Bug 172848 – [subparse] subtitles with special chars are displayed as "???????"

After an evaluation, GNOME has moved from Bugzilla to GitLab. Learn more about GitLab.
No new issues can be reported in GNOME Bugzilla anymore.
To report an issue in a GNOME project, go to GNOME GitLab.
Do not go to GNOME Gitlab for: Bluefish, Doxygen, GnuCash, GStreamer, java-gnome, LDTP, NetworkManager, Tomboy.

Bug 172848 - [subparse] subtitles with special chars are displayed as "???????"

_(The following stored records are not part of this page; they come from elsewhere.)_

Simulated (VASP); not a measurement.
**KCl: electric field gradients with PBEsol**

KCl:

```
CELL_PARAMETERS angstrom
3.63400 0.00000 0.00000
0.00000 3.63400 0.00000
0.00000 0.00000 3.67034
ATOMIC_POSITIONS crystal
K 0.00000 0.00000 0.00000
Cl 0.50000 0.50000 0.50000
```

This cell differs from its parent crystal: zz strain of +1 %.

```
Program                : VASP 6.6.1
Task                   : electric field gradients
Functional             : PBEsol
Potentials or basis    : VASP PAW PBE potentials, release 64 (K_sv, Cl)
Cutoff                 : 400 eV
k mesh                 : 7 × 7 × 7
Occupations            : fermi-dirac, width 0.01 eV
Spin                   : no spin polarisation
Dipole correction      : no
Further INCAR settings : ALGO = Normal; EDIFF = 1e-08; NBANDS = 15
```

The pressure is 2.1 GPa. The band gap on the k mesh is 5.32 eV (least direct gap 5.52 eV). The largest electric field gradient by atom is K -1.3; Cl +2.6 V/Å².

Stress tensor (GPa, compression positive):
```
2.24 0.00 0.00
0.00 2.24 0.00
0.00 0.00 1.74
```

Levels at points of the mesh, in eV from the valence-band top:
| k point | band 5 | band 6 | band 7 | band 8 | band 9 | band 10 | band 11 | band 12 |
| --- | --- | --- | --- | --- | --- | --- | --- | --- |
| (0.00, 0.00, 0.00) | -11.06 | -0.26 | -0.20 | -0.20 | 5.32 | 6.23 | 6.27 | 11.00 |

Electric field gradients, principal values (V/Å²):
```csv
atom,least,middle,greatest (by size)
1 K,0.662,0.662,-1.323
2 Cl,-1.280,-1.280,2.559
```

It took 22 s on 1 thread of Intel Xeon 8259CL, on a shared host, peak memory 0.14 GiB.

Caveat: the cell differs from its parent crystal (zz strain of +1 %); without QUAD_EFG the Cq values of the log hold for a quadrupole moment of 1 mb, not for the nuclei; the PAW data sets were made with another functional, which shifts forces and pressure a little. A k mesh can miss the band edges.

Summary:	[subparse] subtitles with special chars are displayed as "???????"


Status:	RESOLVED FIXED

Product:	GStreamer
Classification:	Platform
Component:	gst-plugins-base
Version:	git master
Hardware:	Other Linux

Importance:	Normal normal
Target Milestone:	0.10.6
Assigned To:	GStreamer Maintainers
QA Contact:	GStreamer Maintainers

URL:
Whiteboard:

Depends on:
Blocks:

Reported:	2005-04-06 19:18 UTC by Michaël Arnauts
Modified:	2006-03-24 17:58 UTC

See Also:
GNOME target:	---
GNOME version:	---

Attachments
screenshot (249.38 KB, image/png) 2005-04-06 19:19 UTC, Michaël Arnauts		Details
possible patch (3.13 KB, patch) 2006-03-24 10:25 UTC, Tim-Philipp Müller	committed	Details \| Review

Description Michaël Arnauts 2005-04-06 19:18:35 UTC

In dutch and many other languages, chars like é, è, ë are very common. When they
occur in a subtitle, they are displayed as ??????.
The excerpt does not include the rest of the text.